This specification defines asm.js, a strict subset of JavaScript that can be used as a low-level, efficient target language for compilers. The asm.js language provides an abstraction similar to the C/C++ virtual machine: a large binary heap with efficient loads and stores, integer and floating-point arithmetic, first-order function definitions, and function pointers.
The asm.js programming model is built around integer and floating-point arithmetic and a virtual heap represented as a typed array. While JavaScript does not directly provide constructs for dealing with integers, they can be emulated using two tricks:
As an example of the former, if we have
an Int32Array
view of the heap called HEAP32, then we can load the
32-bit integer at byte offset p:
HEAP32[p >> 2]|0
The shift converts the byte offset to a 32-bit element offset, and
the bitwise coercion ensures that an out-of-bounds access is coerced
from undefined back to an integer.
As an example of integer arithmetic, addition can be performed by taking two integer values, adding them with the built-in addition operator, and coercing the result back to an integer via the bitwise or operator:
(x+y)|0
This programming model is directly inspired by the techniques pioneered by the Emscripten and Mandreel compilers.
The asm.js sub-language is defined by a static type system that can be checked at JavaScript parse time. Validation of asm.js code is designed to be "pay-as-you-go" in that it is never performed on code that does not request it. An asm.js module requests validation by means of a special prologue directive, similar to that of ECMAScript Edition 5's strict mode:
function MyAsmModule() {
"use asm";
// module body
}
This explicit directive allows JavaScript engines to avoid performing pointless and potentially costly validation on other JavaScript code, and to report validation errors in developer consoles only where relevant.
Because asm.js is a strict subset of JavaScript, this specification only defines the validation logic—the execution semantics is simply that of JavaScript. However, validated asm.js is amenable to ahead-of-time (AOT) compilation. Moreover, the code generated by an AOT compiler can be quite efficient, featuring:
Code that fails to validate must fall back to execution by traditional means, e.g., interpretation and/or just-in-time (JIT) compilation.
Using an asm.js module requires calling its function to obtain an object containing the module's exports; this is known as linking. An asm.js module can also be given access to standard libraries and custom JavaScript functions through linking. An AOT implementation must perform certain dynamic checks to check compile-time assumptions about the linked libraries in order to make use of the compiled code.

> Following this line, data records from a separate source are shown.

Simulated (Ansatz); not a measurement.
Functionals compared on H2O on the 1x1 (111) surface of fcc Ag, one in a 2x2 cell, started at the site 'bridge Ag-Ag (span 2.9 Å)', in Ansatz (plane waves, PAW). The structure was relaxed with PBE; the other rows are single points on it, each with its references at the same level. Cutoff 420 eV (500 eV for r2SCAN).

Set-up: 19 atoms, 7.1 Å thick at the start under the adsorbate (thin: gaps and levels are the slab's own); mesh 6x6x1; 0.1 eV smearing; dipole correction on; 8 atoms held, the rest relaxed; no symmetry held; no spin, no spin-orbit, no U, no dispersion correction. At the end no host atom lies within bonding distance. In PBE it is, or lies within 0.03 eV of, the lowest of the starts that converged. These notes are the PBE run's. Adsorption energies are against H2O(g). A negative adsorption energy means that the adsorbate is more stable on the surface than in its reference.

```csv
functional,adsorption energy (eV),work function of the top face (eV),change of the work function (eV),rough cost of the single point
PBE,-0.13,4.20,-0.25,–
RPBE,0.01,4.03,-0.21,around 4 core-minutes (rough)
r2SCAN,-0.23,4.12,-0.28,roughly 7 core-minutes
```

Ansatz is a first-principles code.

This figure depicts a simple architecture of an AOT implementation that otherwise employs a simple interpreter. If either dynamic or static validation fails, the implementation must fall back to the interpreter. But if both validations succeed, calling the module exports executes the binary executable code generated by AOT compilation.
Within an asm.js module, all code is fully statically typed and limited to the very restrictive asm.js dialect. However, it is possible to interact with recognized standard JavaScript libraries and even custom dynamic JavaScript functions.
An asm.js module can take up to three optional parameters, providing access to external JavaScript code and data:
ArrayBuffer
to act as the asm.js heap.
These objects allow asm.js to call into external JavaScript (and to share its heap buffer with external JavaScript). Conversely, the exports object returned from the module allows external JavaScript to call into asm.js.
So in the general case, an asm.js module declaration looks like:
function MyAsmModule(stdlib, foreign, heap) {
"use asm";
// module body...
return {
export1: f1,
export2: f2,
// ...
};
}
Function parameters in asm.js are provided a type annotation by means of an explicit coercion on function entry:
function diag(x, y) {
x = +x; // x has type double
y = +y; // y has type double
return +sqrt(square(x) + square(y));
}
These annotations serve two purposes: first, to provide the function's type signature so that the validator can enforce that all calls to the function are well-typed; second, to ensure that even if the function is exported and called by external JavaScript, its arguments are dynamically coerced to the expected type. This ensures that an AOT implementation can use unboxed value representations, knowing that once the dynamic coercions have completed, the function body never needs any runtime type checks.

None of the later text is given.